I’m sure you’ve heard the phrase, “There’s no such thing as a dumb question,” right? It may be true, and of course it’s important to be curious and seek clarification, but that doesn’t mean you shouldn’t put any thought into the questions you ask—especially at work, where time is valuable and everyone is focused on their own tasks. If you want to be as effective and efficient as possible in your question-asking, here are a few strategies sure it impress your boss and grow you as an employee.
Do Your Research
Before running to your supervisor every time you encounter a question about an assignment or project, try doing a bit of research first to see if you can’t find the answer on your own. Explore online—there’s a good chance Google will know. If it’s a question someone else has already asked, the answer you’re looking for might be in an email chain or your notes. Take the couple of extra minutes to search your inbox—you don’t want to waste your supervisor’s time having to repeat information when the answer was already available you.
Make a Plan
Determine exactly the information you need before you ask your question. Have a purpose for what you are going to ask, and then do so efficiently. Is your question clear and concise? How much background information is actually necessary? Don’t beat around the bush, either, and don’t ask too many questions at once. Also find out what time of day is most convenient for your coworker or boss. Be respectful of their schedule so you’re not interrupting phone calls, meetings, or crucial work time. Make a plan, practice in your head, and then ask away.
Keep it Professional
Only ask questions you really need the answers to. Nosy, personal questions are distracting, unnecessary, and unprofessional. Ask questions relevant to the projects you are involved in and need to know about.

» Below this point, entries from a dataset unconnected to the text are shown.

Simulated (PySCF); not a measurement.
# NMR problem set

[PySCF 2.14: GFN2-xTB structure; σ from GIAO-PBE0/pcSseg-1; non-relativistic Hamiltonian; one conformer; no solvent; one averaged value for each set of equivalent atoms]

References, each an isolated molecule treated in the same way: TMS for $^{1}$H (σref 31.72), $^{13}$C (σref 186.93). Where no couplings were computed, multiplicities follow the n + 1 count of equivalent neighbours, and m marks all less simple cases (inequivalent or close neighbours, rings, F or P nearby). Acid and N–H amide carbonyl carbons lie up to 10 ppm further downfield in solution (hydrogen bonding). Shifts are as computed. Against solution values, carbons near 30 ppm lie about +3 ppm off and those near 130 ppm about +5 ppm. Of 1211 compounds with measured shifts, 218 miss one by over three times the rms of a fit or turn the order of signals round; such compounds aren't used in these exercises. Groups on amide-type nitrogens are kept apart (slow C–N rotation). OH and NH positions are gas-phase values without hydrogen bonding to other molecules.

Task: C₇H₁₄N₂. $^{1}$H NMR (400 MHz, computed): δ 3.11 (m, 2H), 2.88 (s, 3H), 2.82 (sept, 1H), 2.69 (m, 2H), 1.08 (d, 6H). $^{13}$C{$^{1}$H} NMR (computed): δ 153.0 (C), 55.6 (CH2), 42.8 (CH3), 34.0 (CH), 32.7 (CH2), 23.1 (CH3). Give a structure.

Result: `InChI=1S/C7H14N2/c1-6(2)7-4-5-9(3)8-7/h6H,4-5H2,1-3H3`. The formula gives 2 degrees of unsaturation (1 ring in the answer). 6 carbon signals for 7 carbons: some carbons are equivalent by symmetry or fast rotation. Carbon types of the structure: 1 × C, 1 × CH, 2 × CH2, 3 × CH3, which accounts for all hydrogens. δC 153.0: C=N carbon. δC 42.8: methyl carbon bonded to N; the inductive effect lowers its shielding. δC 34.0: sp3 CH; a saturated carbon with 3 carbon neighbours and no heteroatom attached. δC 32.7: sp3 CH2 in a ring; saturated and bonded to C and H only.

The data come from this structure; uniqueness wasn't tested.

Only ask questions you don’t know the answer to, and don’t use questions as an opportunity to push your opinion. If you have an opinion to share, state it openly. Don’t try to obscure it behind a question mark. Save asking questions for things you don’t know.
Your supervisor will notice if you have taken the time to craft a quality question. Such thoughtfulness will demonstrate you are not only a capable employee, but are also respectful of their time. These well thought-out questions will also show your ability to iterate and improve your thoughts, as well as your ability to tackle challenges from every angle. So take the time to think about the topic at hand, figure out what you need to know more about, and then ask the appropriate question.
By following these principles, you may ask fewer questions, but you’ll find the more careful and intentional you are with your questions, the more you will ultimately learn. Such intentionality will help you to think critically and deeply, as well as impress your employers. Curiosity leads to improvement and growth, but only if you ask the right questions at the right time. So keep asking… after you think.